Draeseke's Violin Concerto - click  to enlarge in new window.

From the title of this paper one may correctly assume that it is an account of research in progress, of research which will not end until it has been definitely established if the orchestral score and (presumed) set of parts for the Concerto in E minor for Violin and Orchestra, WoO 15 of Felix Draeseke are still in existence (and where) or whether they have been irretrievably lost. Has the concerto completely disappeared? This question can be answered with a qualified "no", and what follows is a report on the facts relevant to this answer.

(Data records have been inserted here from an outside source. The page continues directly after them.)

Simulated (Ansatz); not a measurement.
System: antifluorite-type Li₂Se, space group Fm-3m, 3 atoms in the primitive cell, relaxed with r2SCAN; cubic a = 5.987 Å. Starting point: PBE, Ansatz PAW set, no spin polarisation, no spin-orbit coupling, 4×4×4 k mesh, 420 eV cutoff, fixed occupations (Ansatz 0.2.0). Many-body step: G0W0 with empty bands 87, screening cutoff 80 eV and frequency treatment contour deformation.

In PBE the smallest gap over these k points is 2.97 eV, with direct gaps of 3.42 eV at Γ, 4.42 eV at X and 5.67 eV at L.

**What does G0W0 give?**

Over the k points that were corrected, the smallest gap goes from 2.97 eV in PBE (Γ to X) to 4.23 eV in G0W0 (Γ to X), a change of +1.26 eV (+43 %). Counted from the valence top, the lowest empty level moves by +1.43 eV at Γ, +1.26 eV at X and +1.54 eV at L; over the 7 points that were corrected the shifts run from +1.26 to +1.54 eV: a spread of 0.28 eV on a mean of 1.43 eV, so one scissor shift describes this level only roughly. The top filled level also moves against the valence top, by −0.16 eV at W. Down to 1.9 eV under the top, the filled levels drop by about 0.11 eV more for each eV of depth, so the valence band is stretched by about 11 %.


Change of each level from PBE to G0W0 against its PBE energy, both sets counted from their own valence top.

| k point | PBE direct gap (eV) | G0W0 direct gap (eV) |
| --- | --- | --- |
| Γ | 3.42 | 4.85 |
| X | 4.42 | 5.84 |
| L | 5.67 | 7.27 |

Felix Draeseke (1835-1913) wrote very little for solo instrument and orchestra. There are, in fact, only four: the Concerto in E flat major for Piano and Orchestra, Op. 36 (1886), the Symphonic Andante (Symphonisches Andante) for Cello and Orchestra, WoO 11 (1876), the Concerto in E minor for Violin and Orchestra, WoO 15 (1881) and a work for solo harp and orchestra, Feenzauber (Fairy Magic), WoO 36 (1910) which, like the violin concerto, has remained unperformed to this day. Only the piano concerto has appeared in print, though a movement of the violin concerto was published in an arrangement for violin and keyboard in 1915 (more about that later). The Symphonic Andante, though performed in 1935 at a concert in Coburg honoring his 100th birthday, was never published, for the work poses a perplexing problem: although the score is complete (and musically magnificent!), its rondo-like outline requires the cellist to either improvise or write out his or her own cadenzas between sections, something about which Draeseke is emphatic in the manuscript orchestral score. The version used in its 1935 premiere is still extant, but the question of the supplemental work required by a cellist remains a hurdle for any considerations of publication.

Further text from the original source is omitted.